Waiting for the Water Migration

By Beacon Staff

In Montana, as the weather warms, it is our unspoken obligation to visit water. We sit on lakeshores, jump off bridges into deep river pools, throw funny little things with hooks at fish, hop in our favorite watercraft and, of course, dive right in. Obviously, rivers in the area aren’t suitable for swimming until levels drop, but when they do, we’ll be there. For now, all I can do is stand on the banks and stare at the muddy waters with a deep sense of longing for clarity – without clearer water, there is no fishing.

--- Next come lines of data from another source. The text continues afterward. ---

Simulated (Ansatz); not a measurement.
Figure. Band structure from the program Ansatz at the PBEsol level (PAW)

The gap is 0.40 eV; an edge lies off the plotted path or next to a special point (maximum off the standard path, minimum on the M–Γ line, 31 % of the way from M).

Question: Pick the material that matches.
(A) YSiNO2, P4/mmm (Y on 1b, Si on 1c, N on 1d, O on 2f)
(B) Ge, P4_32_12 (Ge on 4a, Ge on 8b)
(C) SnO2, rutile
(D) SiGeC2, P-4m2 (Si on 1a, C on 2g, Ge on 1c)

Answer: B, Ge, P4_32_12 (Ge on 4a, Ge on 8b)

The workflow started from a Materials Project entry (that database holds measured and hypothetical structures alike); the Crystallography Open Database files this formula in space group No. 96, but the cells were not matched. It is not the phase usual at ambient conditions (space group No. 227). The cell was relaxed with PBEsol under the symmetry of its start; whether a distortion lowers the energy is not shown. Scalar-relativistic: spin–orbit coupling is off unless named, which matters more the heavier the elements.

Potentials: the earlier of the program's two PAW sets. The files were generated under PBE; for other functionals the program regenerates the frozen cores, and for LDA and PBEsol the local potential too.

I am genuinely and completely enamored with water. I’ll stare at it until my eyes hurt. But despite this love, I’m not much of a swimmer. I’m fully capable, just not enthusiastic, even though I’ve always been surrounded by swimmers. My mom excels at it, my dad thinks he does and a few of my friends are ex-competitive swimmers with the slightest trace of gills forming under their jaws. One of my friends was a top-ranked diver in Florida in high school, so when he completes a jump off of a bridge or cliff, it looks graceful. When I jump, it looks painful, which is usually an apt reflection of how it feels. If he is a swan, I am a ruffled merganser. If he is a rainbow trout, I am a catfish.

I prefer a watercraft to do the swimming for me. I’m fine with paddling, as long as the craft keeps me afloat: kayaking, canoeing, rafting, inner tubing – you name it, I like it. Cruising along the surface can be an ultimate leisure activity or a white-knuckle adventure ride, but more often than not, for me, it’s a way to get around when I’m fly-fishing, which is my preferred water activity.

Having been around rivers my whole life, I know of no other water-born hobby, pastime or obsession that forces one to so closely analyze and understand water: the cadence of riffles, the size and shape of rocks under the surface, the type of vegetation, the temperature, the clarity, the bugs and their entire life cycles unfolding in front of you, and every other detail capable of being observed with the human eye. Some details are only heard or felt. Each time I fish, it reinforces my love of water.

But no matter what your preferred water activity is, if you’re like me you’re getting giddy with each day of summer-like weather. The lakes are looking more enticing by the day and eventually the rivers will drop and clear, though that timeline is unclear. Even now, however, we see people visiting rivers, lining up on the banks and marveling at the heavy waters. Even now, as summer teases us, we are drawn to water.